The CPC has invited Kim Jong-un to visit the country just after his father’s death. It is a clear sign of its support to Kim Jong Il’s son, and a message to the world saying that there is no need to be afraid of the new North Korean leader: the Chinese government controls events.

People’s Republic of China also wants that its ally starts an economic reform. Beijing has convinced North Korea to start Special Economic Zones near the border between the two countries. They have received investment from foreign companies, mainly Russian and Chinese. Their results are unclear (like everything else in North Korea), but they might be a first step in adopting market economy.

Kim Jong-Il and Russian PM Dimitri Medvedev have been holding meetings.

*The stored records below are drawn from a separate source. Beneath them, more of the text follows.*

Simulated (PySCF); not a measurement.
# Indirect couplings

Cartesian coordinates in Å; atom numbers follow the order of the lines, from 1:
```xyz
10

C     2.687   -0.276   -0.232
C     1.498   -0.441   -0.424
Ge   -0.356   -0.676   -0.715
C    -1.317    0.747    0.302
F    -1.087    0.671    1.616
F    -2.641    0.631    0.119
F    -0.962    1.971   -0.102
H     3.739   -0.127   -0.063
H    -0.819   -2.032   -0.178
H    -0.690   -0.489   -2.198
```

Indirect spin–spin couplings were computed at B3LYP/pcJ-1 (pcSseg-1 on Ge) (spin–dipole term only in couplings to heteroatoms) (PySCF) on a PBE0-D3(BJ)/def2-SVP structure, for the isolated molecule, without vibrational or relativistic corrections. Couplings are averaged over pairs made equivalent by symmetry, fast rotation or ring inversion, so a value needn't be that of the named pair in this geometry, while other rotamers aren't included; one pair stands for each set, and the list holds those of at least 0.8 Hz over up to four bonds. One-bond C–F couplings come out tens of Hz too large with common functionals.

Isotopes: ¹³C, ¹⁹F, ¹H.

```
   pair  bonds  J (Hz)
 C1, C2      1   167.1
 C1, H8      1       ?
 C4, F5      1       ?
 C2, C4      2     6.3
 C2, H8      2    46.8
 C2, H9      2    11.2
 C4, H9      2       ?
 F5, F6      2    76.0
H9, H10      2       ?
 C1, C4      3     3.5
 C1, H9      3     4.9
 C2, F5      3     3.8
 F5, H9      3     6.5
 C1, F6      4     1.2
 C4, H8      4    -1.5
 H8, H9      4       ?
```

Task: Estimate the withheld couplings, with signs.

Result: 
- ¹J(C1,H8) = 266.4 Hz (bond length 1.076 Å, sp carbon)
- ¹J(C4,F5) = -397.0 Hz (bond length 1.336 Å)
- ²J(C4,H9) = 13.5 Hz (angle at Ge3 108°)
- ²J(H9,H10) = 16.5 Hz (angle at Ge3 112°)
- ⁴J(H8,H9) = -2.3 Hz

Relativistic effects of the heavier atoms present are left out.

Russia has interests in North Korea too. The Kremlin has a long tradition of close relationship with Pyongyang. Soviet troops, afterall, put the Communist regime in the country at the end of the Second World War. Its companies have been making important investments in business such as Trans Korean gas pipeline and Khasan Raijan railway. These projects require peace in Northeast Asia, thus, Moscow is not interested in supporting military adventures in the region.

Moscow and Beijing are the only strong friends of North Korea in the world. They don’t want a war in Asia. The leaders in Pyongyang may seem rare but they are not suicides. As I have said in a previous post, war is a risk too far.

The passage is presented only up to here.